Singer Vehicle Design has built its reputation on reimagining the Porsche 911 with obsessive attention to detail, but its latest move reaches far beyond traditional restoration craft. To cure the age‑old flex of open‑top 964 chassis, the California company has turned to Red Bull Advanced Technologies, the engineering arm behind modern Formula 1 success, and to extensive use of carbon fiber. The result is a restomod program that treats structural stiffness with the same rigor usually reserved for a contemporary race car.

By pairing motorsport‑grade analysis with lightweight composite reinforcements, Singer aims to give its Targa and Cabriolet projects the torsional backbone of a coupe while preserving the character of the original Porsche Type 964. The collaboration signals how deeply F1‑style tools such as Finite Element Analysis are now shaping the upper tier of the 911 restomod world, and how far owners are willing to go to perfect a car that left the factory more than three decades ago.

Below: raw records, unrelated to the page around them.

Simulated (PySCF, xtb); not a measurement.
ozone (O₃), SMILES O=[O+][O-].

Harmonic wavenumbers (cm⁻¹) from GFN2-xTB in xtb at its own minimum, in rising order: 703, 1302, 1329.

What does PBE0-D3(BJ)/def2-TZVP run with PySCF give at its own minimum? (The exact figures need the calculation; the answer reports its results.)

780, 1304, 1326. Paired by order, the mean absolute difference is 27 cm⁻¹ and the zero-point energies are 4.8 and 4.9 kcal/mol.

Why Singer needed F1 help for open‑top 964s

Even in period, the open‑roof versions of the Porsche 911, particularly the Type 964 Targa and Cabriolet, were known to trade some structural integrity for fresh‑air driving. Removing a steel roof inevitably weakens torsional stiffness, and on an older platform that compromise can translate into scuttle shake, creaks, and a sense that the chassis is working harder than it should. For a company like Singer, which already treats the 911 and 964 architecture as a canvas for high‑performance reinterpretation, leaving that weakness untouched was increasingly at odds with the rest of its engineering ambitions.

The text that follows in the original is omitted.